Indian writer Geetanjali Shree, whose Hindi-language novel Ret Samadhi –
translated into English as Tomb of Sand by Daisy Rockwell – won the International
Booker Prize this year, discussed her writing process and the art of translation with
a multicultural audience at the 41st Sharjah International Book Fair (SIBF).

Shree, whose Tomb of Sand is the first book originally written in an Indian
language to win the Booker, spoke about the world’s most prestigious fiction
writing prize, the process of inhabiting and fleshing out different characters, and
the art of translating work to today’s multicultural readers.

Ret Samadhi is about an 80-year-old woman who sets out on a journey of self-
discovery after the death of her husband, and is set partly during the 1947 Partition
of India.

Speaking to the SIBF audience, Shree said: “Winning the Booker changes
something, yet it has changed nothing. The Prize didn’t make me a writer, I have
been one for many years. The Booker or any recognition is a wonderful moment of
elation and encouragement for any writer. But I am a writer who is still going to
write, with or without a Booker.”

The 65-year-old writer says Ret Samadhi was 8 or 9 years in the making. “To quote
another writer, ‘I don’t go chasing the poem, I place myself in that position and
situation where the poem will find me’. The stories are all around us and they are
there within us.”

In the case of Ret Samadhi, what worked as a trigger was a very ordinary image of
an elderly person who had just lost her husband and no longer had any interest in
life, she added.

“Writers and their characters are shaping each other. Like sarod maestro Ali Akbar
Khan said, ‘When I start, I play the sarod, but after some time, the sarod plays me”.
That’s how it is with the writing process,” said the Booker winner.

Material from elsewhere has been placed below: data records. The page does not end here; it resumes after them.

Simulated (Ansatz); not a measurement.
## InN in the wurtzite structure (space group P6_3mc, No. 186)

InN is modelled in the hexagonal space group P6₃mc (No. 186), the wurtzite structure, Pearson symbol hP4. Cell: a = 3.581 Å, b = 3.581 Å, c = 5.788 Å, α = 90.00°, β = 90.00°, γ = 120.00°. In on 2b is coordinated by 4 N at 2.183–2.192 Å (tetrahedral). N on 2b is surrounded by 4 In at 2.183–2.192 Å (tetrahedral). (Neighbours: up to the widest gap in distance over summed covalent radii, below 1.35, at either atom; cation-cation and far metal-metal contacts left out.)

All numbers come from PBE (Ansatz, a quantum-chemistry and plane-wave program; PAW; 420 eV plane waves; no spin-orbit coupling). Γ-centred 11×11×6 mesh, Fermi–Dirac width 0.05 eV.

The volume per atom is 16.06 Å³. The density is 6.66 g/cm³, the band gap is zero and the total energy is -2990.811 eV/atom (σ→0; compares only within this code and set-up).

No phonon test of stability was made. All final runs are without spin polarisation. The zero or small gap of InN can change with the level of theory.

Discussing her seminal book’s translation into different languages, and the
challenges of capturing its nuances in those languages, Shree said: “Language has
no borders and it is not rigid. If anyone says this is how things have to be done,
they are wrong. Creative writers reinvigorate language with new usages and
coinages. People bring in their own flavours from all over the world – that is what
makes language richer and it is one of the most miraculous things.”

Geetanjali Shree has begun work on her new book. “At the moment, I’m still the
‘Booker baby’. But I will go back and pick it up again,” she said.

The author would also love to see her prize-winning work translated into Arabic,
she told the SIBF audience. “The Arab world is vast, and I’m lucky to have the
chance to interact with Arabic speakers here in Sharjah, so I would love for the
book to be read in the language and receive more feedback.”